Richard Goodwin spent his early life as a political advisor and speechwriter.
Doris and Richard were sometimes at odds.
Over the years, Richard had saved 300 boxes worth of clippings, speeches, photos, diaries.
Let's open some of these boxes to examine what's inside.
For Richard, the end of the 60s cast a dark curtain over history.
It's all part of the number one New York Times bestseller, An Unfinished Love Story by Doris Kearns Goodwin.
And joining me today is a lover of American political history.
Kathy Freese welcome.
Thanks for having me again.
Well, I know that you know, you know what's going on before you read the book.
I mean, you're really that's our era.
Yes it is.
Yeah, we lived this period and it's almost like, what, did you like going through it again?
Yes.
You did a lot in the book.
Yeah I did.
I did too.
I learned a lot, I must say, but I found it a very painful time.
Yes.
And, so I, I kind of was ready to move on.
But let's first talk about what we're preparing today to go with this meal for people living in Concord, Massachusetts.
Yes.
And they both were, professors at Harvard?
Yes.
That's where they met.
Yes.
And so I'm going to do Boston Brown Bread, which you always ate on Friday nights if you lived in Boston.
And hot dogs.
And what are you going to do?
Well, let's see, I'm doing some Boston baked beans, and then I'm going to make a coleslaw.
And I found out there are so many ways to make coleslaw.
You can't do anything wrong.
Really.
But anyway, I loved this book.
Did you?
Yes.
Yes.
And, I didn't know that much about Richard Goodwin.
And didn't know that he had worked for John Kennedy, LBJ, Bobby Kennedy, Eugene McCarthy, Al Gore.
He knew words, did he?
He was a wonderful writer, as is his wife.
Yes.
What a couple.
I mean, I wonder if they spoke in the morning of breakfast.
These long, wonderful sentences.
Sounds like they did.
Yes.
And she was a historian, so she did the, history, whereas he was a good writer from the get go.

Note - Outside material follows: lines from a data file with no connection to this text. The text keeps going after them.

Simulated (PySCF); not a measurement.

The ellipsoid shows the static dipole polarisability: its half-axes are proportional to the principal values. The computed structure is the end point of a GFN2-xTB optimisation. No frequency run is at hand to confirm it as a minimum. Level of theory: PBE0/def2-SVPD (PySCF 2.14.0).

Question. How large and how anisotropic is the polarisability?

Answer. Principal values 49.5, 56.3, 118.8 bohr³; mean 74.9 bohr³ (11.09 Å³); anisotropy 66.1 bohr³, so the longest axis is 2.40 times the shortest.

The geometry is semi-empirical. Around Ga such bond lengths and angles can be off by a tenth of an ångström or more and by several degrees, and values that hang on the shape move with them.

He could write anything and fast.
And, you know, about the Great Society and and, he that was his idea.
I mean, his words, his words.
And he's the one that wrote.
You ask not what your country can do for you.
You know, I've heard so many people say they know the who actually wrote, and it's not him.
But even a friend in Elkhart told me she had written those words for him.
And I thought, how interesting.
Yeah.
In any case, I'm going to start the bread so we can get it in the oven And, actually, this is supposed to be, gram flour, but I didn't have it, so I'm using whole wheat organic whole wheat flour.
You cannot go wrong with this whole wheat.
Whole wheat.
And so I'm making a mess, which I always do.
Oh, that's that's what happens when you work with flour.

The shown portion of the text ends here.